Surviving the Nazis to become top inventor
Weequahic High grad Walter Alina recalls his career in science
With citations on his wall from the New Jersey State Legislature and Gov. Chris Christie, not to mention a place in the Guinness World Records and the state’s Inventors Hall of Fame, Walter Alina looks back on his 84 years of life with pride and satisfaction.
His discoveries have made a major impact on things as large as America’s space program and as small as the transistor radio.
His accomplishments are even more noteworthy because Alina is a survivor of the Holocaust.
“I was born in Vienna, and we fled when the Nazis came in 1938. I lost most of my family after I came to New York in 1940. But I am an inventor today not because of where I was born or what I went through,” he said.
A few years after living in New York, he moved to Newark, where he attended Weequahic High School. He became bar mitzva at Temple B’nai Jeshurun before it moved from Newark to Short Hills.
“I went to school with many of your readers,” he told NJ Jewish News in a Dec. 24 phone interview from his home in Lakewood. “But too often I read their obituaries in your paper.”
Christie took note of Alina’s accomplishments in October, naming him New Jersey Inventor of the Year.
In a letter, the governor wrote Alina that he “can take pride in the knowledge that your research and discoveries will have a lasting impact that will benefit not only our state but the world.” It accompanied a citation from the New Jersey Inventors Hall of Fame that said Alina had “made extraordinary contributions to the advancement of knowledge and human welfare.”
Alina; his supervisor, Charles Covino; and their company, General Magnaplate, were recognized by the State Legislature “for outstanding accomplishments in the field.”
When he entered Seton Hall University in South Orange after graduating from Weequahic, Alina had no idea where his keen interest in the sciences might lead.
“I took all the science courses that were available because I thought I might become a doctor or a dentist,” he said. “I had no idea, no premonition of which direction I wanted to go.”
Armed with a dual major in chemistry and business when he graduated in 1956, he spent three years doing graduate work in metallurgy at the New Jersey Institute of Technology while he worked as a chemist developing the process of electroplating — a way of using electricity to fuse one metal onto another surface, such as attaching gold or silver onto less costly metals in the making of jewelry.

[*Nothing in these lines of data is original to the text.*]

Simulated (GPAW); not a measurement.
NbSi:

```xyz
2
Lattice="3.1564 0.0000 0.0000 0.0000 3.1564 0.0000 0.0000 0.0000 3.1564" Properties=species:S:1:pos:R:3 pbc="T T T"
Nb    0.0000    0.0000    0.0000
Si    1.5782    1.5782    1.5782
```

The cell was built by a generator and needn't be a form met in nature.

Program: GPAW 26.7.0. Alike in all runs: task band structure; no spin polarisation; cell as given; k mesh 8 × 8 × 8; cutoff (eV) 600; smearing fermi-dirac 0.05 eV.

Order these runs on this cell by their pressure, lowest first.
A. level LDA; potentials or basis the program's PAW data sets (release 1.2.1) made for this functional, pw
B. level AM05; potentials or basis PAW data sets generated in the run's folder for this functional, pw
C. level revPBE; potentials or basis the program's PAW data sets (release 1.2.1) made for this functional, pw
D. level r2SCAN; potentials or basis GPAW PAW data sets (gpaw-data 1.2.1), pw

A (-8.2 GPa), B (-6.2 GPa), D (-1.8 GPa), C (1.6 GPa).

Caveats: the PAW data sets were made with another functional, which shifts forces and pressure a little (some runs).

In 1958 Alina went to work at RCA’s lab in Somerville, where he developed a process for creating transistors and semiconductors. It was there that he had a “Eureka!” moment.
The idea “just popped into my mind,” Alina said. It was a way of designing semiconductors that could replace the vacuum tubes in radio and television sets with small transistors. “It was the top thing I have ever done in my life,” he said.
But Alina had many more such moments to come.
In 1978 he became vice president of the General Magnaplate Corporation in Linden. There, he devised a product called Hi-T Lube, a dry film lubricant coating that was of high value to the space program.
Because it could remain dry, Hi-T protected NASA astronauts’ space suits from the wet greases that melt and cause damage to materials in outer space. It has been used by astronauts on moon landings and space shuttles.
But in 1993 the Guinness Book of Records made a mistake when it stated that Teflon — not Hi-T Lube — was the most slippery substance on record. Alina’s wife, Lucille, urged him to contact the publisher, compelling Guinness to revise its record book to indicate that Hi-T — not Teflon — was the most efficient dry lubricant available.
Like the transistor, another of Alina’s discoveries had a practical, down-to-earth use. In 1996 he designed a hard titanium nitride surface for golf clubs manufactured by a company owned by champion Jack Nicklaus. Titanium alloys are lighter than steel, which can make the club easier to swing.
“But the funniest thing was I am not a golfer,” Alina said. “I played a lot more tennis than I ever played golf.”
For the past 16 years he and his wife have lived in a retirement community in Lakewood, where he continues to polish the piano-playing skills he learned at the age of 12. He entertains fellow residents by playing classical music and jazz, “but I don’t play rock ’n’ roll,” he said.
He started playing at and still performs for a senior citizens’ center in Lakewood.
He and his wife have a son, a daughter, and three grandchildren.
Asked what he might advise younger people who wish to become inventors, Alina said, “Start early. A parent’s job is to make their kids interested in things and let the kids decide what they want to do. If they know they like something and are good at it they should stick with it and not let anyone talk them out of it.”